From what I can see (read: totally uninformed and over simplified) it's divided up into two parts: Blocos and Samba School Parades.
Blocos are big streeet parties where people dress up and go out in their neighborhoods. Sometimes they parade from point A to point B but not always. Lots of music, dancing, vendors, drinking, etc. (can't talk about the etc. on my blog-but from what we hear it can get a more than a little wild-especially after dark). Today there were two very close to our house so I sent Guapo out with my camera. It was raining out, but this deters the partiers not in the least:
The church in these parts locks up the missionaries for a week and they send the youth to a camp, far, far, far away from the streets of Big City.
Parades are made up of competing "Samba Schools"- groups of people that spend 11 1/2 months of the year (no kidding) preparing for their 80 minutes in the spotlight; this involves making thousands of intricate costumes, between 8 and 12 floats, writing music, and choreographing dance. Then, the best of the best compete in two big parades. Each school has between 3,000-4,500 people that parade down the mile-long "Avenida". You must buy tickets (ranging anywhere from $100- $3,000 USD each) to see the parade as the Avenida is completely closed off to the general public. Six schools are competing tonight and six are competing tomorrow night. The winner then parades on Saturday.
Guapo and I will be going to the parade tomorrow night. We will leave our house at 7:00 pm to make it to the Sambódromo by 9:00. The six schools will parade until 4:00 am, putting us home by 6:00 AM, just around the time when Pedro wakes up. We will be watching from a box (think sporting event) where we will have food and a bathroom (that's good news since I'm sure I'll have to employ my breast-pump at some point during the night).
Stone-Cold Sober Samba-ers
The exciting news of the week is that Guapo and I will not only be watching the parade, WE WILL ACTUALLY BE IN THE PARADE.

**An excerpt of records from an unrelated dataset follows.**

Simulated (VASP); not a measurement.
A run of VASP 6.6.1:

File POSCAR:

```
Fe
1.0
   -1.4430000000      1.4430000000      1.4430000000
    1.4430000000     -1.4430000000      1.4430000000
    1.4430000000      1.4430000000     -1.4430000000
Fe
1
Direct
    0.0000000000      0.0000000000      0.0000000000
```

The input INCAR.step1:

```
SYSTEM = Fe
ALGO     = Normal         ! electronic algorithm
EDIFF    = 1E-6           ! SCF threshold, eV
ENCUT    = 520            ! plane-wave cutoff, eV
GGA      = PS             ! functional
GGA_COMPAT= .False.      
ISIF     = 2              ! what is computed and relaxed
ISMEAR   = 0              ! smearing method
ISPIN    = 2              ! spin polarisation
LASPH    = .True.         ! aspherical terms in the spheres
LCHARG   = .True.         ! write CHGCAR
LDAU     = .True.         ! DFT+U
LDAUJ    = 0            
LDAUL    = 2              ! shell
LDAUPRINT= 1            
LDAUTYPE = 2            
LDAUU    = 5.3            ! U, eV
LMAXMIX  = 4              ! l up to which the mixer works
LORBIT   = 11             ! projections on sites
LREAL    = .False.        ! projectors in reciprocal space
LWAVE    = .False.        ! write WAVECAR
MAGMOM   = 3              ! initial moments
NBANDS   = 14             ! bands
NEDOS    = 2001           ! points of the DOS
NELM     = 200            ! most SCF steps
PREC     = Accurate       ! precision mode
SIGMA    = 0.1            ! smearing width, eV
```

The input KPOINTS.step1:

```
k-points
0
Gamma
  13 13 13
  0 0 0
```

The Samba schools make a limited number of costumes available to non-school members for a heafty price; someone from Guapo's worked offered him two costumes and he took them as we've heard it is a once-in-a-lifetime experience. Our school's name is "Vila Isabel"; their theme is Workers of Brazil and so our costumes include a huge headress that is topped by an oil rig spouting black feathers. Sexy, huh??? We will be dancing through the street among 900other spouting oil-rigged headed people. Our school starts parading around 2:00 am; that's 9:00 pm MST, so if anyone has access to it on cable TV, check us out!
(you can be sure I'm charging up my camera battery tonight, what could be more bloggable???)